Now I think I know which two writers he was referring to. But it's hard to be sure. Carter rarely mentioned the other writers by name in his interviews. Cinematographers, SFX guys, no problem -- any great general needs loyal foot soldiers. But he was most reluctant to share credit for the overarching vision and strategy that lay behind his suddenly red-hot media property.

You may recall my mentioning that Carter's name will yield over 700 hits on a Lexis-Nexis newspaper search. Do a Lexis-Nexis search combining Carter's name with "Morgan, Wong" and you will get about half a dozen hits. All but one dealing with Millennium. And you will search in vain for an instance where he spends more than a sentence or two on them. He often refers to their scripts with admiration, I hasten to add -- he just tends to forget to mention who wrote them. Which may be why Ken Tucker, doing an early review for Entertainment Weekly, said that most of the early scripts were written by Carter, a not uncommon assumption by many journalists. In point of fact, Carter was the sole author of only six of the twenty-three first season episodes -- not counting the pilot, which was written much earlier, with a great deal of assistance. Morgan and Wong wrote just as much as he did that season, and likewise shouldered massive production workloads. And while Carter did a lot of tweaking on the other writers' scripts, he never touched a word of theirs. He knew better.

There is not one favorable review of The X-Files in the first season that doesn't focus heavily on one or more Morgan and Wong-penned episodes. But nearly all of them fail to mention who wrote them.

He was still the Showrunner. Every script went through him, and the final word was always his. But for all his incessant rewriting of most X-Files scripts, you have to look at the confusion of plot elements and characters introduced in the first season and ask -- who's in charge here? The answer, of course, is that Carter was. The buck stopped with him. But like some callow young prince prematurely elevated to the monarchy, he left a lot to his advisors, particularly Morgan and Wong. Their authority on the show was not simply due to their position (which was clearly subordinate to Carter's) but rather to the fact that Carter desperately needed men of their capabilities if he wanted to hang on to his loose-fitting crown. As he grew more comfortable on the throne, this would begin to change.
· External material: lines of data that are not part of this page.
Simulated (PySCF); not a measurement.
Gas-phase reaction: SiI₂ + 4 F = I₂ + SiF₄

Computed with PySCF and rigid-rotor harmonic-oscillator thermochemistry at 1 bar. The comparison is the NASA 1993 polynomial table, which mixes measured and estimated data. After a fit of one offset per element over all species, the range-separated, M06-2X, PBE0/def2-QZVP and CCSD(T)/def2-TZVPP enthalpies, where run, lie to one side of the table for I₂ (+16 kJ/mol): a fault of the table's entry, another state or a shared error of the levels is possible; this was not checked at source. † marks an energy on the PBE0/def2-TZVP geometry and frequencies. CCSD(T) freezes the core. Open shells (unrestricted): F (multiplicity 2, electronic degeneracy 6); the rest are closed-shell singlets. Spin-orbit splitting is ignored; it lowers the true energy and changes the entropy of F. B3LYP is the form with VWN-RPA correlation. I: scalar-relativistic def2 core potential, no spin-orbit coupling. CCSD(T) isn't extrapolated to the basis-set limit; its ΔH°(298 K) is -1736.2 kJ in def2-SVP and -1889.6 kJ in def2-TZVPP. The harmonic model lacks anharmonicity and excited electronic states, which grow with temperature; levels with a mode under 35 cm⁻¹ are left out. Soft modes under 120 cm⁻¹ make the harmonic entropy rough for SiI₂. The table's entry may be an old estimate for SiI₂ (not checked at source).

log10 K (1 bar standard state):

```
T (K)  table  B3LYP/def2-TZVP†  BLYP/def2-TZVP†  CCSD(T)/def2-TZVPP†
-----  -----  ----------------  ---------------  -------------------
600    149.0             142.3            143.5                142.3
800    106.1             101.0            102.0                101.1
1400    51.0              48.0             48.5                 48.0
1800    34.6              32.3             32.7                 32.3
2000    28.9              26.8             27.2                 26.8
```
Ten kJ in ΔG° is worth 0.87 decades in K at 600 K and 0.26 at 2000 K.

One fact is agreed upon -- Carter never provided a "show bible" to establish plot and character continuity -- which is standard operating procedure in series TV -- and so it was up to him to tell the other writers what was or was not in sync with his overarching vision of the show. So why did we get a bunch of apparently different and unrelated alien races, with no later attempt to fit them into what would (much later) be known as the "Mythology"? Remember, Carter is overseeing most of these scripts. Why are Morgan and Wong's episodes the only ones that seem to have any kind of internal logic to them?

James Wong (left) and Glen Morgan on the set of Final Destination in 1999.

However confusing this approach was for the viewer over the long run, it seems to have worked rather well for Carter. Everybody had to come to him for the answers. Which he rationed out very stingily. Because he didn't have any yet? Or because the ones he had weren't really his to begin with, and he didn't want to tip his hand too soon? We asked questions like these back then, and we're still asking. But somehow, all we ever seem to get is more questions.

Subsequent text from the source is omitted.